Classic red and white Budweiser cans

My relationship to alcohol

I hold a memory of being, say, seven years old. My parents were hosting a family party, and I walked into their bedroom — maybe I was playing hide and seek with my cousins.

Something drew me to the sight of a classic red Budweiser can sitting on a TV table. Not only was I seven, but the can was probably room temperature and likely discarded. The taste was so jarring that I spit it out into a nearby plastic cup. That was the memory I had for the drink for years to come.

I didn’t drink at high school parties, or even in my early college career. It wasn’t exactly that I held some moral stance — most of my friends did drink before they turned 21. I had no insightful health or philosophical stance. I just didn’t like the culture that came with it. I felt mostly socially comfortable and came to like being different by not drinking.

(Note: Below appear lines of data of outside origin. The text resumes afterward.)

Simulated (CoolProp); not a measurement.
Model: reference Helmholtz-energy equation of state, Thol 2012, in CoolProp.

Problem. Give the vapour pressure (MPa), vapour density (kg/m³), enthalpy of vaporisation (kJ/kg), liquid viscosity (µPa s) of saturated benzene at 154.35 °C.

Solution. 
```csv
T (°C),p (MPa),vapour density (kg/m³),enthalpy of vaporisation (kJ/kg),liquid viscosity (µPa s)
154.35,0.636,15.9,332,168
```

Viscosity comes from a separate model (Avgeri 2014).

Years later I would better understand there were issues of alcoholism in my family. That became a factor in my approaching drinking with a kind of detached anthropological approach. Somewhere in my mind is always the fear of losing control and hurting those around me, as others in my family have.

I recognized the deep and historical culture tied to it all, and I also respected many people who had very informed, robust views of spirits. I wanted to have something resembling that too.

I’ve clearly developed a relationship to spirits; They are a big part of my rather idiosyncratic opinions about glassware. But I don’t typically develop particularly snooty opinions. In fashion and housewares and food, I want to be someone who knows what I like and what goes into quality. But I’ve resisted being dismissive of others, knowing how relatively uninformed I am.

I take coffee far more seriously today than in the past. I do have a taste preference but any reasonably quality pour will satisfy my. I also think there’s something different about a diner cup and an artisan experience. I want to be someone who can appreciate them both.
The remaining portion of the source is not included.